This looks good to me. I have all my HDHomerun units in the basement attached to a switch and the moca on the same switch going to a 3 way splitter outside ... Then I have a moca upstairs attached to a switch which also has my synology router attached to the switch for Wireless..... along with a Comcast Modem. My Storage is also all in the basement where my Servers reside.

I also have a Filter, MoCA POE Filter for Cable TV Coaxial ... where the Cable is coming to my house.

I'm the same way... its so simple to run some wires into the basement especially since I'm assuming the house it attached to the garage.

After my addition I had to mount the antenna on the back peak of my garage. That meant running a Quad RG6 from the peak to the side wall down to the sill, thru the sill, into the new crawlspace thru another sill, then into the basement and then run next to my Panel. Took 3 hours to run.

In my basement is my Modem, 8-port switch, NAS, 2 Conncet tuners, then up in my living room is my router.

@maddox you could move the server in the garage as well. LOL

What speeds can you get thru the MOCA?

I have the same moca, its awesome.

I'm sure other people thought of this but what are the MHz ratings on your splitters? I had an issue in my house after I got fios installed because the previous owner had a lower rated splitter than what fios called for. I think for FiOS you need the 10k MHz at least in the upper end. Once I changed that it it worked great. Just a thought.

Hmm... Also made me think... Hopefully the existing coax is decent quality RG-6 and not RG-59.

This statement has me confused. Your diagram implies that you are combining the CATV feed from the FIOS drop onto the same coaxial cable that your MOCAs are using. Is this really the case? Or did your diagram mean to show the HDHRs connected to the switch in the basement rather than to the splitter and they already have coaxial cable that is independent of the MOCA cable?

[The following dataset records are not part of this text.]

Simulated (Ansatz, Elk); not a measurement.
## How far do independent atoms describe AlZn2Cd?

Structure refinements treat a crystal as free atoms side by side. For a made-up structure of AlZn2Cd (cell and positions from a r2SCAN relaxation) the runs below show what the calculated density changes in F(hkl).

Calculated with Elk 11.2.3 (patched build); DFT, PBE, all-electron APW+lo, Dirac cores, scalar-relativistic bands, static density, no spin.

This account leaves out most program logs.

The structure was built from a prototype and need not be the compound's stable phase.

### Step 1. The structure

I would use these for the splitters. No gain, No loss.

PPC Active Return EVO1-5-U-U

If you're running internet and TV over the same coax that can cause problems. In testing I found that it destroyed internet upload speeds (speedtests resulted in about 700d/20u as opposed to 700d/700u under normal MoCA and 950d/950u over cat 5e). No reason to believe that it could mess things up the other way around.